Tuesday, October 06, 2009



FBI says: Shut your mouth

We read:
"A federal appeals court may have slapped the Federal Bureau of Investigation last year for its misuse of gag orders to prevent discussion of government investigations conducted under the authority of National Security Letters, but that hasn't slowed the feds very much. According to the American Civil Liberties Union, despite a court's finding that such gag orders are constitutionally suspect and should be subject to judicial review, the FBI continues to muzzle recipients of the controversial letters, preventing them from participating in public debate over the Patriot Act and the security state.

National Security Letters are powerful tools that allow federal agents to obtain information about investigation targets from third parties, such as telephone companies, financial institutions, Internet service providers, and consumer credit agencies on their own say-so, without judicial review. Some 47,000 such letters were issued in 2005 alone, according to the Department of Justice's Office of the Inspector General (PDF). The letters don't receive much public discussion, probably because many of the recipients are also issued gag orders, forbidding them to discuss the experience.

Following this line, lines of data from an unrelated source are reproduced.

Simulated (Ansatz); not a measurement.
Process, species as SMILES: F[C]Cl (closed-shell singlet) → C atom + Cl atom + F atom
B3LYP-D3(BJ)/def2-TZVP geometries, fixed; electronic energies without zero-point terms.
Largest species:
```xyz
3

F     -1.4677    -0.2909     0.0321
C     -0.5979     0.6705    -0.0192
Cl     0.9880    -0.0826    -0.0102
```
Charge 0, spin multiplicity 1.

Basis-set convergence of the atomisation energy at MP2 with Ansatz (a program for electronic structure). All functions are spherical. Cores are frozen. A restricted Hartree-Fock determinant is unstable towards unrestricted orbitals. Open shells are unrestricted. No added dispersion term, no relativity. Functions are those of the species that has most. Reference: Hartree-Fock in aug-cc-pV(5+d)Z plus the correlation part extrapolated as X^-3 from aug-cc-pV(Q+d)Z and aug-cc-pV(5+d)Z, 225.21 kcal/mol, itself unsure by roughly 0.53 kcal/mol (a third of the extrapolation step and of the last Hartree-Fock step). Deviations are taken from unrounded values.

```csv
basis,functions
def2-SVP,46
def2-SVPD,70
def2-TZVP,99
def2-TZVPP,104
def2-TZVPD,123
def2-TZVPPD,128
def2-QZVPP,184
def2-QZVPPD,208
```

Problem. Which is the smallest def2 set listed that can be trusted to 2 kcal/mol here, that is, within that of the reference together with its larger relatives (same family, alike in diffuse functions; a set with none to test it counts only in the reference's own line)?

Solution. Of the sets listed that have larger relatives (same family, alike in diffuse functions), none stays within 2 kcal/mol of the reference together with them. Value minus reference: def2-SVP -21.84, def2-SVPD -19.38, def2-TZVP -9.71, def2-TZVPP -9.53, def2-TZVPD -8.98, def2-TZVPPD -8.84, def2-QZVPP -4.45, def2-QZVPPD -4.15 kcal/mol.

Those gag orders were found to be constitutionally suspect exercises of "prior restraint" in a decision issued last year by the Second District U.S. Court of Appeals.

But, says the ACLU, the FBI is "continuing to unconstitutionally enforce its five-year-old gag order on a John Doe NSL recipient and his ACLU attorneys."

Worse, the ACLU maintains that the gag order on its John Doe client is being used to suppress the revelation that an NSL was used in a search for records it was not legally entitled to obtain.

Source

Secrecy is often used to cover up government abuses of power and, given the many low-lifes Obama has appointed, that is a real concern. And it seems here that the FBI is behaving illegally by breaching a court order. This is an attack on the law by those who are supposed to be enforcing it. When governments start ignoring court orders, the rule of law is dead.

2 comments:

Anonymous said...

I'm far more concerned with liberal judges who write their own laws than i am with federal agencies that "allegedly" break existing laws. If those gag orders were found to be "constitutionally suspect", that's not the same as being "unconstitutional" as the aclu would have us believe. To the aclu, anthing they dislike or disagree with (they) deem "unconstitutional".

Personally, i say strip the FBI and all other intelligence agencies of all their powers. Then, when the bombs start going off around the country, simply call the aclu. I've always said it would take not one, but many 9/11's to make the American people come to their senses. As a NY'er who lives about 6 miles from where those towers used to stand, i only hope the next time it's in your city.

Robert said...

With the Obama administration inheriting the police state powers granted under the PATRIOT act, that is a perfect illustration why creating police state powers in the first place is a bad idea - you never know who might take them over. If the Congress decided that Bush could be trusted with the powers, they should have had them all sunset with his term on January 20, 2009, and make the new Congress explicitly re-authorize the powers, or whatever powers they believed Obama would be able to exercise responsibly, if any. And the passage of police state powers has not done anything to destroy the predatory enemy. Only resolve to declare war on, and destroy Islam will eradicate the enemy and restore a genuine peace.